And if PGA Tour players are smart, they will answer. After all, where else can a golfer command the attention of a Fortune 500 company leader or a successful entertainer or athlete for hours?
PEBBLE BEACH, Calif. – When Graeme McDowell won last week in Saudi Arabia, he joked that he might skip the AT&T Pebble Beach Pro-Am.
Later, he explained that he was playing with Edward Brown, the former chief executive of Patron Spirits Co. and that he would not be happy if McDowell pulled out last minute.
Where is it you can spend three or four days with CEOs or presidents of Fortune 500 companies and have their attention almost totally to yourself?
That is why if you are a PGA Tour player, you make the annual trip to the Monterey Peninsula, to hobnob.
It could be Kenneth Chenault, the former chairman and CEO of American Express, or Jim Crane, the owner of baseball’s Houston Astros. Touring pros can’t beat the access.
“I really feel like a lot of players look at this event as a little bit of, you know, it's an unnecessary distraction having to play with another amateur, or another pro and another amateur,” said McDowell, who made the trip from Saudi Arabia to Pebble Beach. “I feel like I have always looked at this as an opportunity.”
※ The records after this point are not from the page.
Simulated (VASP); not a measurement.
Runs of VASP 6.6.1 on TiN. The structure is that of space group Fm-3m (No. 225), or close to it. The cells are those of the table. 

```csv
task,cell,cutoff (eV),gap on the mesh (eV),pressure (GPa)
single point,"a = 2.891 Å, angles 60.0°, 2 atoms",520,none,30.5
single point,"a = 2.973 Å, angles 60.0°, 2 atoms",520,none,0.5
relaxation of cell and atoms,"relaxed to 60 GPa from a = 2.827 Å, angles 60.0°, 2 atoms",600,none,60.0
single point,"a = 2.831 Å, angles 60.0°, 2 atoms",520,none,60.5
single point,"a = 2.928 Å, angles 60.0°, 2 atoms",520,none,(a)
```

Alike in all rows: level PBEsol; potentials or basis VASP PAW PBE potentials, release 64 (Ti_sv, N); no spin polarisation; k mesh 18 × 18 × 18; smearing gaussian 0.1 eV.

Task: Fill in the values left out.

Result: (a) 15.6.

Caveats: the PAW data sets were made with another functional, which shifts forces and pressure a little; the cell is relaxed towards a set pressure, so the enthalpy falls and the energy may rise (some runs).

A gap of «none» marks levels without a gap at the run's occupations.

Yet, players skip this event every year, often failing to understand the benefit of talking and learning from other successful people. They could be paired with sportsmen such as brothers Eli and Peyton Manning, both former NFL quarterbacks, as well as Green Bay Packers signal-caller Aaron Rodgers. Or in business, with leaders such as Donald Colleran, the president and CEO of Fed Ex; Nikesh Arora, the CEO of Palo Alto Networks; or Andy Saperstein, the head of wealth management at Morgan Stanley.
“When you look at the list of people that are here this week, I mean, it's some of the most high-profile CEOs in America,” McDowell observed. “You get a chance to meet potential sponsors, great friendships with people that I stay in contact with a lot. Just really important people. I mean, it's weird to come into an event when you're potentially not the most important person there; you're certainly not the wealthiest person in your group, by a long stretch. So, you're surrounded by successful people, and it's a great opportunity to meet other successful people in other spaces.”
There no lightweight amateurs in the AT&T field, but the same could not be said of the professional side.
The top 10 in the world is represented only by No. 5 Dustin Johnson and No. 8 Patrick Cantlay. Going down the Official World Golf Ranking, only No. 20 Paul Casey completes the top-20 players who will be in the field this week at Pebble Beach.
Yes, the Monterey Peninsula in February can have questionable weather.
Yes, the rounds often approach six hours rather than four.
And, yes, touring pros must compete alongside two amateurs in a group. But, all of that seems outweighed by the life experience acquired when rubbing shoulders with the business elite, sports stars and celebrities.